HELSINKI (Reuters) - Finnish utility Teollisuuden Voima (TVO) has won a third partial ruling from the International Chamber of Commerce (ICC) in its long-running nuclear reactor dispute with plant suppliers Areva and Siemens, TVO said on Wednesday.
TVO and the suppliers are claiming billions of euros from each other due to years of delays and cost overruns on the Olkiluoto 3 reactor project in southwest Finland. Its start was postponed last month to May 2019 - a decade later than planned.
Areva-Siemens, which started the dispute over delays, is claiming 3.6 billion euros ($4.3 billion) from TVO, while the Finnish company has filed a counter-claim of 2.6 billion euros.
TVO said the partial award resolved matters related to the construction works in its favor. It was the last partial decision before the final ruling on compensation, expected in the coming months.
TVO deputy CEO Risto Siilos said he was optimistic over the final outcome.
“We maintain our view that our case is stronger than the plant supplier’s claims,” he told Reuters by phone.
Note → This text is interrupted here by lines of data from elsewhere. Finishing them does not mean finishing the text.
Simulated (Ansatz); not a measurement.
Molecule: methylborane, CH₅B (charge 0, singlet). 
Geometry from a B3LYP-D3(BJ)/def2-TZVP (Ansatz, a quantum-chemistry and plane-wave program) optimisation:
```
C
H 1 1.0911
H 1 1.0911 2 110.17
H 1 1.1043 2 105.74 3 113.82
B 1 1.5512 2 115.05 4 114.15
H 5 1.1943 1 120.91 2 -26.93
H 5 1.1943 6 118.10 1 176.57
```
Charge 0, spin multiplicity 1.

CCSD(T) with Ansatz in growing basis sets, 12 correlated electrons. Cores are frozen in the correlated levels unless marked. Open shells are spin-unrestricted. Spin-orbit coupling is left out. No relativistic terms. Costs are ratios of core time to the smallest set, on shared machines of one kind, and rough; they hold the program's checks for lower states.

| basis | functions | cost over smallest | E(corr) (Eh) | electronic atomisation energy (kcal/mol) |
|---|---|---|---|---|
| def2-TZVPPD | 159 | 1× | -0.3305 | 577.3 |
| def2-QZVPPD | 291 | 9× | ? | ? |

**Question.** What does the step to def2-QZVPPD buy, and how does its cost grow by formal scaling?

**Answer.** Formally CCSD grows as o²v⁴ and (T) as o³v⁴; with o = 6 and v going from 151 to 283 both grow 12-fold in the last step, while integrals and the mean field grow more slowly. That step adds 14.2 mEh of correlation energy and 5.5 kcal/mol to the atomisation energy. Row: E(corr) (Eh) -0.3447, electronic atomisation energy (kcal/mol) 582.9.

“The partial decisions are final and binding, and although no financial decisions have yet been made, they give an indication of what’s coming.”
An Areva spokesman said the firm disagreed with TVO’s interpretation that the partial ruling was an indication of the final ruling as it did not cover the key issues at stake in the arbitration.
“We remain confident about the final sharing of responsibilities,” he said.
French energy newsletter Enerpresse reported that TVO would be willing to end the litigation provided that Areva ensures that it has the financial means to finalize the reactor project.
A TVO spokesman declined to comment on that.
The Areva spokesman said Areva remains open to a balanced agreement to end the long arbitrage procedure.
“It is TVO’s intransigence which led to the collapse of talks 18 months ago, at both parties’ expense. The basis for a win-win agreement is on the table,” he said.
TVO also filed an appeal in September to the European Commission over France’s restructuring of its nuclear industry.
TVO argued the French plan to inject 4.5 billion euros into state-owned Areva was not enough and could leave the troubled company unable to meet its future liabilities.
A turnkey contract for Olkiluoto 3, signed in 2003, fixed the cost of the reactor at 3.2 billion euros. Areva has since estimated the overall cost at closer to 8.5 billion euros.
TVO’s largest owner, Pohjolan Voima Oy (PVO), told Reuters on Tuesday it might seek further compensation from the suppliers.
PVO is majority-owned by Finnish paper makers UPM and Stora Enso, while utility Fortum owns a direct stake in TVO.
Olkiluoto 3, a European Pressurised Reactor (EPR), is set to become Finland’s fifth and largest nuclear unit and provide about 10 percent of the country’s power needs.
Analysts have estimated delays at the plant have translated into additional annual costs of hundreds of millions of euros for Finnish consumers through higher electricity prices.